One of the most common refrains we hear from institutions considering implementing an enterprise analytics initiative is concern that they’re “not ready” because they have “bad data”. Maybe they think that an analytics platform is like a precisely engineered jet engine that can only run on high-octane, ultra-pure data as fuel. Or maybe they think that an analytics platform is like a decadent dessert, and they haven’t earned the right to have it until they’ve forced down their data-governance vegetables. Luckily, neither of these analogies rings remotely true to reality. A better metaphor is to think of bad data as muscles that have atrophied from years of under-use, and the only way to make improvements is to start exercising those muscles by actually using the data for institutional decision-making. In this scenario, a data analytics initiative is like a sturdy pair of running shoes that can enable your data-integrity couch-to-5K program.
Having “bad data” is not a reason to delay an analytics initiative. It is the reason to start now.
To better understand how an enterprise data analytics initiative can help to improve data quality, it is important to understand the root causes of the bad data problem. In my experience, when people lament having “bad data”, they may mean one of three distinct things:
- the data are misclassified or misunderstood
- the data are inaccessible, or
- the source system data are incorrect.
Typically, all three of these issues are present to varying degrees within any large and complex organization. We will take a look at each of these issues in turn, investigate why each occurs, examine some examples, and discuss how implementing a data analytics initiative is a key part of the solution to alleviating each issue.

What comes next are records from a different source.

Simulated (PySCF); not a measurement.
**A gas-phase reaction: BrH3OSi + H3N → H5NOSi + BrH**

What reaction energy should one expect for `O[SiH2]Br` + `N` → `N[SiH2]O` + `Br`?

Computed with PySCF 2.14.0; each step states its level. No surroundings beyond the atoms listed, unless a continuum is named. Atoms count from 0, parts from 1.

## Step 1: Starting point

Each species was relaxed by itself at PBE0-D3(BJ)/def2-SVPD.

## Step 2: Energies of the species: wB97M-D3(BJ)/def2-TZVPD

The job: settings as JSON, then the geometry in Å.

Data Quality Issue #1: The data are misclassified or misunderstood
When people say that their data are “bad” or “wrong”, I usually find that what they really mean is that the data has not been organized in the way they want to see it. Take a seemingly simple example, such as the question: “What were tuition revenues last year?” Do we mean last fiscal year, academic year, or calendar year? Gross tuition or net tuition? Tuition alone or tuition and fees? Assessed or collected tuition? None of these options is wrong, and every possible variation is potentially valid in certain circumstances. However, all too often the CFO is simply handed two different reports: one of tuition assessments from last academic year, and another of tuition and fees collections from last fiscal year. When they inevitably don’t match, it just seems like another case of bad data.
Fundamentally, however, this is not an issue of data quality or cleanliness, but of data organization, which is a key aspect of data governance. The people who built the two reports above probably had excellent reasons for making the choices they did, which are appropriate to what they need to do their respective jobs. However, they may never have considered that others need to organize the same data in different ways to perform other functions, and they almost certainly are not familiar with all the nuances of those other variants. Dealing with exactly this type of data misunderstanding is one of the primary goals of a data analytics initiative. A well-built analytics platform will categorize the underlying data with each of the necessary labels based on a clear set of business rules (e.g., calendar vs academic vs fiscal year, tuition vs fees, etc.). Not only does this allow for greater consistency in data reporting and for straightforward comparisons between different organizational schemes, but the process of creating the labels is often an important catalyst for broader data governance conversations between units about why specific rules are applied, when to use different variants, etc.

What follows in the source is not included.